Puzzled by the difference in performance when summing an array in different ways

Hi everybody,

While trying to test my understanding of “views vs slice of arrays” and “row-major vs column major”, I time (using @time) the following functions :

A = rand(10000,10000);
function sum_1(x)
    counter = 0.0
    for i in axes(x,2)
        counter += sum(x[:,i])
    end
    return counter
end

function sum_2(x)
    counter = 0.0
    for i in axes(x,2)
        counter += sum(view(x,:,i))
    end
    return counter
end

function sum_3(x)
    counter = 0.0
    for i in axes(A,2)
        counter += sum(view(x,i,:))
    end
    return counter
end

function sum_4(x)
    counter = 0.0
    for I in CartesianIndices(x)
        counter += x[I]
    end
end

function sum_5(x)
    counter = 0.0
    for i in x
        counter += i
    end
    return counter
end

function sum_6(x)
    return sum(x)
end

I was surprised to consistently observe the following time and memory allocation:
0.485504 seconds (88.47 k allocations: 764.900 MiB, 18.79% gc time)
0.044661 seconds (78.47 k allocations: 1.655 MiB)
0.015908 seconds (68.98 k allocations: 1.510 MiB)
0.110523 seconds (4 allocations: 160 bytes)
0.117049 seconds (5 allocations: 176 bytes)
0.043822 seconds (5 allocations: 176 bytes)

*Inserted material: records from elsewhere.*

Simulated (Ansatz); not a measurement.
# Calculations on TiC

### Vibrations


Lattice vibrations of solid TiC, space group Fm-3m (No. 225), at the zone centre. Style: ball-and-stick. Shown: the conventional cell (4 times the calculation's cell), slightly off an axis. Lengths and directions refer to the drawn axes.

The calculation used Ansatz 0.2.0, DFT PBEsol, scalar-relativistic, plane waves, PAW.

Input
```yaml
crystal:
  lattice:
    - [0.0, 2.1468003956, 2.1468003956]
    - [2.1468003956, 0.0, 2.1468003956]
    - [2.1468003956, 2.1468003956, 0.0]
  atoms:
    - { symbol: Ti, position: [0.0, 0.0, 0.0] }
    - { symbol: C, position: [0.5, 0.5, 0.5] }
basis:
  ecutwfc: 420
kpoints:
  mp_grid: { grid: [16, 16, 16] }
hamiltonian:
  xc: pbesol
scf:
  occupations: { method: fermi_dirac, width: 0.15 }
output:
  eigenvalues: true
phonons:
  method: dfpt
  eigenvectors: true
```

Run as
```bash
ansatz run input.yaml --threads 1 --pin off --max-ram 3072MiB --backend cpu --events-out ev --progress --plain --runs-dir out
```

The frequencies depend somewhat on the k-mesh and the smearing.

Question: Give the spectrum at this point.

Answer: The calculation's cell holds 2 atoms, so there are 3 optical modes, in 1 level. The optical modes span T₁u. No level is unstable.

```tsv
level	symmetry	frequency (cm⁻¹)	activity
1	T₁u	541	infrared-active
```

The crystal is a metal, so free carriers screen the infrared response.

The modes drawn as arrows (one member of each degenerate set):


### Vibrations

This is not what I would have predicted. I would have predicted the column-major view to be faster than the row-major view, and in both cases I wouldn’t have predicted such high memory allocation.

Can anyone shed some light on the above?
Thank you!

There are a couple of issues with your benchmarks that might be affecting the results. First of all, try using BenchmarkTools.jl to get more accurate timing results (and automatically avoid accidentally measuring compilation time instead of runtime). For example:

julia> using BenchmarkTools

julia> @btime sum_1($A)  # check out the BenchmarkTools.jl manual for why the $ is needed here
  130.168 ms (20000 allocations: 763.70 MiB)
5.0001936938218646e7

Also, your sum_3 function looks like it accidentally references the global variable A in axes(A, 2) rather than the local variable x.

Do those changes affect your results?

Thank you for your swift response. It indeed made a difference, I am now getting:
538.940 ms (20000 allocations: 763.70 MiB)
50.070 ms (10000 allocations: 468.75 KiB)
1.092 s (10000 allocations: 468.75 KiB)
111.176 ms (0 allocations: 0 bytes)
109.877 ms (0 allocations: 0 bytes)
48.378 ms (0 allocations: 0 bytes)

Which makes a lot more sense!
Do you understand why sum_2 is competitive with sum_6 in terms of time despite the many memory allocations?

I’m not sure, but I would guess that it’s because each column of your matrix is quite large. There is some cost to creating a view (unless the compiler can decide not to actually allocate it), but you are only paying that cost once per 10,000 elements. I bet that if you tried the same benchmark with a 10x10000 matrix you would see sum_6 perform better relative to sum_2.

1 Like

You are right, with a 10x10000 matrix, sum_6 out performs sum_2. Thanks again!